A New Platform for OS Research and Dependable Systems
The Need of Singularity
Software runs on a platform that has evolved over the past 40 years and is increasingly showing its age. This platform is the vast collection of code-operating systems, programming languages, compilers, libraries, run-time systems, middleware, etc.-and hardware that enables a program to execute. On one hand, this platform is an enormous success in both financial and practical terms. The platform forms the foundation of the $179 billion dollar packaged software industry and has enabled revolutionary innovations such as the Internet. On the other hand, the platform and software running on it are less robust, reliable, and secure than most users (and developers!) would wish.
Part of the problem is that our current platform has not evolved far beyond the computer architectures, operating systems, and programming languages of the 1960's and 1970's. The computing environment of that period was very different from today's milieu. Computers were extremely limited in speed and memory capacity; used only by a small group of technically literate and non-malicious users; and were rarely networked or connected to physical devices. None of these characteristics remains true, but modern computer architectures, operating systems, and programming languages have not evolved to accommodate a fundamental shift in computers and their use.
With its exponential rate of progress, hardware evolution commonly appears to drive fundamental changes in systems and applications. Software, with its more glacial progress, rarely creates opportunities for fundamental improvements. However, software does evolve, and its change makes it possible-and necessary-to rethink old assumptions and practices. Advances in programming languages, run-time systems, and program analysis tools provide the building blocks to construct architectures and systems that are more dependable and robust than existing systems.
Languages and tools based on these advances are in use detecting and preventing programming errors. Less well explored is how these mechanisms enable deep changes in system architecture, which in turn might advance the ultimate goal of preventing and mitigating software defects.
What Is Singularity
Singularity is a research project in Microsoft Research that started with the question: what would a software platform look like if it was designed from scratch with the primary goal of dependability, instead of the more common goal of performance? Singularity is working to answer this question by building on advances in programming languages and programming tools to develop and build a new system architecture and operating system (named Singularity), with the aim of producing a more robust and dependable software platform. Although dependability is difficult to measure in a research prototype, Singularity shows the practicality of new technologies and architectural decisions, which should lead to more robust and dependable systems in the future.
Design of Singularity
A key aspect of Singularity is an extension model based on Software-Isolated Processes (SIPs), which encapsulate pieces of an application or a system and provide information hiding, failure isolation, and strong interfaces. SIPs are used throughout the operating system and application software. It is believed that building a system on this abstraction will lead to more dependable software.

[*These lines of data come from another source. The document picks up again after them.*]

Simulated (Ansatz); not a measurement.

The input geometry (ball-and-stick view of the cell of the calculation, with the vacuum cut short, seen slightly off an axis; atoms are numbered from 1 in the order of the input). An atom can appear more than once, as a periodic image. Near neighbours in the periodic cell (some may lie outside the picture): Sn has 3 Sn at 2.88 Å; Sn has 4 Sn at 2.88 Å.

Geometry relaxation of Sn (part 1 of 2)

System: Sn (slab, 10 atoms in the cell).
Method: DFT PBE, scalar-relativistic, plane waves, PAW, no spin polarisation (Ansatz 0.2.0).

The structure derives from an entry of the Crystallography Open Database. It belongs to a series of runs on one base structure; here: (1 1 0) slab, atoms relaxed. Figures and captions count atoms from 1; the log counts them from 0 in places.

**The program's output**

SIPs are not just used to encapsulate application extensions. Singularity uses a single mechanism for both protection and extensibility, instead of the conventional dual mechanisms of processes and dynamic code loading. As a consequence, Singularity needs only one error recovery model, one communication mechanism, one security policy, and one programming model, rather than the layers of partially redundant mechanisms and policies in current systems. A key experiment in Singularity is to construct an entire operating system using SIPs and demonstrate that the resulting system is more dependable than a conventional system.
The Singularity kernel consists almost entirely of safe code and the rest of the system, which executes in SIPs, consists of only verifiably safe code, including all device drivers, system processes, and applications. While all untrusted code must be verifiably safe, parts of the Singularity kernel and run-time system, called the trusted base, are not verifiably safe. Language safety protects this trusted base from untrusted code.
The integrity of the SIPs depends on language safety and on a system-wide invariant that a process does not hold a reference into another process's object space.
Ensuring code safety is obviously essential. In the short term, Singularity relies on compiler verification of source and intermediate code. In the future, typed assembly language (TAL) will allow Singularity to verify the safety of compiled code. TAL requires that a program executable supply a proof of its type safety (which can be produced automatically by a compiler for a safe language). Verifying that a proof is correct and applicable to the instructions in an executable is a straightforward task for a simple verifier of a few thousand lines of code. This end-to-end verification strategy eliminates a compiler-a large, complex program-from Singularity's trusted base. The verifier must be carefully designed, implemented, and checked, but these tasks are feasible because of its size and simplicity.
The memory independence invariant that prohibits cross-object space pointers serves several purposes. First, it enhances the data abstraction and failure isolation of a process by hiding implementation details and preventing dangling pointers into terminated processes. Second, it relaxes implementation constraints by allowing processes to have different run-time systems and their garbage collectors to run without coordination. Third, it clarifies resource accounting and reclamation by making unambiguous a process's ownership of a particular piece of memory. Finally, it simplifies the kernel interface by eliminating the need to manipulate multiple types of pointers and address spaces.
A major objection to this architecture is the difficulty of communicating through message passing, as compared with the flexibility of directly sharing data. Singularity is addressing this problem through an efficient messaging system, programming language extensions that concisely specify communication over channels, and verification tools.
Software creators rarely anticipate the full functionality demanded by users of their system or application. Rather than trying to satisfy everyone with a monolithic system, most non-trivial software provides mechanisms to load additional code. For example, Microsoft Windows supports over 100,000 third party device drivers, which enable it to control almost any hardware device. Similarly, countless browser add-ons and extensions augment a browser's interface and components for web pages. Even open source projects-although theoretically modifiable- provide "plug-in" mechanisms, since extensions are easier to develop, distribute, and combine than new versions of software.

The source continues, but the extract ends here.